1 Let me tell you a secret:
In the first-ever writers workshop I attended, panelists extolled the virtues of imagist poetry. One even told us to write down ten images everyday. Most of us, most of the time, take the world in visually, yes. But this exercise was not only to help us actively capture these visual feeds, but to reproduce them in words, and in words that will repaint these images for the reader.
Very sound advice, I think. But I worried that my brain doesn't work this way. I think in concepts, then look for images to represent them. Insecure, I asked one writer what if. What if I do it this way? She looks at me(was it pity I saw in her eyes?): Then maybe poetry is not for you, she announced.
Well, Fuck that shit is my very concise and very image-riddled answer to that one. If for nothing else, I will make a great adobo of these seven words--sprinkled with some of my poems to taste--and feed them to her.
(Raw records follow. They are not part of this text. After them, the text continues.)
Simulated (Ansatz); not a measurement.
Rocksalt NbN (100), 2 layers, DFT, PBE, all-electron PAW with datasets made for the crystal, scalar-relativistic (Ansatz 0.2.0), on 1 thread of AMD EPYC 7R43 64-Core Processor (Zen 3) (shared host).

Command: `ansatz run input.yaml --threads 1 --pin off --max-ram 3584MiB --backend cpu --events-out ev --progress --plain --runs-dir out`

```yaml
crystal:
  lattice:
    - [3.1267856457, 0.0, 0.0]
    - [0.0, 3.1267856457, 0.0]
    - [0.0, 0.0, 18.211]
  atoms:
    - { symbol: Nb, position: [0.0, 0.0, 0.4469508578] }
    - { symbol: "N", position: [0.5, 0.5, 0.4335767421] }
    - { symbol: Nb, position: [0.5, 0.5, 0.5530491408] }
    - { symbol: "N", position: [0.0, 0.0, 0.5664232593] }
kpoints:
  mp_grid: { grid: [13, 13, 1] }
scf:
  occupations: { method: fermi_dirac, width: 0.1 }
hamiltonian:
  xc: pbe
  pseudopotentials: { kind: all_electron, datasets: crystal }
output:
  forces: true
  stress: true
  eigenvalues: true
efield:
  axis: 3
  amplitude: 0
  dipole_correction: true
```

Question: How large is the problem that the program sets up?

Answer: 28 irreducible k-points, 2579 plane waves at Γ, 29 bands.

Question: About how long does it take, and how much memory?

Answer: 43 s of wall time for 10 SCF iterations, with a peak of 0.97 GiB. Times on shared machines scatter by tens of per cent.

2 But. This is how I eat my words:
That I can just pluck past experiences and use them in my poems now like so much fodder. And still not enough.
Is this a writer's life? That moments beautiful, bizarre, heart-breaking later on serve to tell a story, to execute an effective line? How pathetic. To look back and cull from past images to serve a present need. An ever-present need to write.
I have never owned a camera, never needed it. Events in my life have gone undocumented this way. I always thought pictures diminished experiences to the whats, whos, whens, and I have always gone for the hows and whys. But if these pictures in my head find themselves in my poetry, and without their true context--those whats whos and whens--won't I, in a different way, be losing them too?
I imagine myself old and wrinkled, rifling through a box of yellowed poems. Will I wish for photographs instead?
3 Enough. Two poems:
Gretel in Love/Lost
As if words were crumbs leaving a trail to my emotions
I have retraced my steps, picked every surface clean.
You were the one with
Words for everything:
Tobi, you said, tracing circles
The flight of some bird with your finger.
Later, my own fingers traced through words
In search for meaning:
Tobi. A bird of prey--
And that was how it was
With me circling and circling
Words like so many crumbs
Hints to a road I cannot follow.
Or won't.
If these should lead to a house
I have lived that story.
Once.
Reflection
aaaaWager then without hesitation that He is.
aaaaaaaaaaaaaaa--Blaise Pascal
Forgive me my love
I have turned my back on you.
Fidelity was all you required. And waiting
I spent my time looking at mirrors.
In my bedroom in the glass
Men have come and gone behind me.
Like clouds over a lake pass shift dissolve
With every drop
Their features shattered rippled into your face
As if heaven and earth finally met.
I began to believe they were you
That you were everywhere.
Or I refused to look closer.
In the mirror my eyes dark and brown
Like coins in still waters.
4 Poet vs. Scientist:
A poem by (a certain) Jacques Prevert, "Les paris stupides:" goes:
"Stupid wagers:
One Blaise Pascal
etc... etc..."
Is Pascal in heaven? And what if Prevert is there too? Are they friends? Did God make them shake hands and kiss each other on both cheeks after introducing them? Was Prevert embarrassed? Did God have to admonish Pascal for feeling a bit smug? Or was he generous and waved Prevert's apologies aside?
What if they were both in hell? Is Prevert still razzing Pascal? Is Pascal feeding Prevert infinite number of pages with "Les paris stupides" printed on them?
You see how in both cases it's the poet who eats his words? Food for thought.